I want to trim newline character from fgets output.

while(fgets(buff,1024,fp) ){

    printf("start%send",buff );

If there is a line "C is cool", in the file . Then the above code prints.

startC is cool

But I want it to print like

 startC is coolend 

How to do that

  • dirty approach buff[strlen(buff)-1] = 0; – Iłya Bursov Dec 31 '15 at 17:34
  • @Lashane: That's dangerous in the case where there was no input (EOF) and strlen(buff) is 0. – R.. GitHub STOP HELPING ICE Dec 31 '15 at 17:56

Clean approach

#include <string.h>


buff [ strcspn(buff, "\r\n") ] = 0;

This will work safely for any flavour of line endings, even if there is none present, and even if the string is empty.

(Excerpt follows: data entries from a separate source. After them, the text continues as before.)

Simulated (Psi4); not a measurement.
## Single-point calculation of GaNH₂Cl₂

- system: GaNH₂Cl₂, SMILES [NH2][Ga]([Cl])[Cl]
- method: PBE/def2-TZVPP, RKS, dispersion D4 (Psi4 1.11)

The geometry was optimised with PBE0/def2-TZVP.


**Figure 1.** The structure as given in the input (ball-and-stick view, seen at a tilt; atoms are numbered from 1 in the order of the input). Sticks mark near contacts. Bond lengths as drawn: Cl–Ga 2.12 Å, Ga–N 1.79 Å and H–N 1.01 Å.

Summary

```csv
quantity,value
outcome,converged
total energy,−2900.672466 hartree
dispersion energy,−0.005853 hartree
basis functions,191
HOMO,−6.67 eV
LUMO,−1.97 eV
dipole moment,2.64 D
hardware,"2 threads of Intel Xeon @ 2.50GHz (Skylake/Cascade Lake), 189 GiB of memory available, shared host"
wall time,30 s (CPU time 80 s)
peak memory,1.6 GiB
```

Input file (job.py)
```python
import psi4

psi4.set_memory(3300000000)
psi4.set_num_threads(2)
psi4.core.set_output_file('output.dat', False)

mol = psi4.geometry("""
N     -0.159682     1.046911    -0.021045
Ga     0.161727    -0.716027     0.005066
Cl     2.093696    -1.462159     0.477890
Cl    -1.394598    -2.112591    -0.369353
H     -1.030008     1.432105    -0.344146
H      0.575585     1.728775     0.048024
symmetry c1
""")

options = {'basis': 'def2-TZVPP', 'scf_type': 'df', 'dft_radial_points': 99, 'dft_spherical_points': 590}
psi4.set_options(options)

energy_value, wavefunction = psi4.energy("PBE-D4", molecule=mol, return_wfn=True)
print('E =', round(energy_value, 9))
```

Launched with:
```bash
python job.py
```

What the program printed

  • Nice approach but the comment is misleading and contrary to the rest of the answer. – R.. GitHub STOP HELPING ICE Dec 31 '15 at 17:57
  • @R.. thanks but can you please explain your remark about my comment? – Weather Vane Dec 31 '15 at 17:59
  • The comment says trailing newlines, but what your code actually does is truncate the string at the first newline (or carriage return) character. fgets cannot produce a newline except a trailing one, but there can be plenty of embedded carriage returns. – R.. GitHub STOP HELPING ICE Dec 31 '15 at 18:06
  • @R.. if there are, then you can modify the code to suit. But I don't usually encounter "plenty of embedded carriage returns" in a text file. Even if it's a code source file, in a string literal, they would be escaped. – Weather Vane Dec 31 '15 at 18:18
  • Indeed. I don't think it's a major practical concern, just that the comment is unsettling. I +1'd anyway. – R.. GitHub STOP HELPING ICE Dec 31 '15 at 18:19

You can set the last character to '\0' (null terminator). This is not a good approach because the file may not have always have a newline.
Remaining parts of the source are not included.